Leaving out Peru, the Latin American countries covered are seeing more modest downside surprises, or even positive ones.

Our Itaú Inflationary Surprise Index reached -0.23 in February. Leaving out Peru, the Latin American countries covered are seeing more modest downside surprises, or even positive ones. Nonetheless, the general inflationary trend is still skewed to the downside, as activity in the region struggles to pick up substantially from low levels and exchange rates in South America are stronger. Worthy of continuous monitoring and unlike its peers, Mexico carries a deteriorating outlook for inflation.

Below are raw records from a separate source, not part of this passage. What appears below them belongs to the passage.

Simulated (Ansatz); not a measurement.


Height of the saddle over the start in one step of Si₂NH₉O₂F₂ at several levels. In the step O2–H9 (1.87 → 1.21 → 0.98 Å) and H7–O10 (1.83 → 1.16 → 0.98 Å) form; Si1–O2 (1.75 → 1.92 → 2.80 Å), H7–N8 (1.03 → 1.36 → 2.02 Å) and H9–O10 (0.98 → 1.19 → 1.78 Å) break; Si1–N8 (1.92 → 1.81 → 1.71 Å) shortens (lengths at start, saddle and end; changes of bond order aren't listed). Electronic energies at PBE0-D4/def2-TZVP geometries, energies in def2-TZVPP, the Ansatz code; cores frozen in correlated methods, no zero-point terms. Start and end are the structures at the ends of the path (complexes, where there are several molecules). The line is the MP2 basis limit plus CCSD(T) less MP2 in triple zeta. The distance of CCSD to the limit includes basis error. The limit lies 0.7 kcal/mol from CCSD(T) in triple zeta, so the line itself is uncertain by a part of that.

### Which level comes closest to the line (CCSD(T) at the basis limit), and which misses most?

The inflation surprise index compares trends in inflation indicators released during the month to what analysts had been expecting for them. The inflation index is a GDP-weighted average of separate indices for Brazil, Mexico, Chile, Colombia and Peru. The inflation index, however, possesses fewer indicators for each country due to the limited number of inflation indices that are consistently forecasted by agents. As usual, an above-zero reading means inflation overshot estimates. A below zero reading means inflation came in lower than expected. The index is a presented as a three-month moving average in order to avoid excess volatility.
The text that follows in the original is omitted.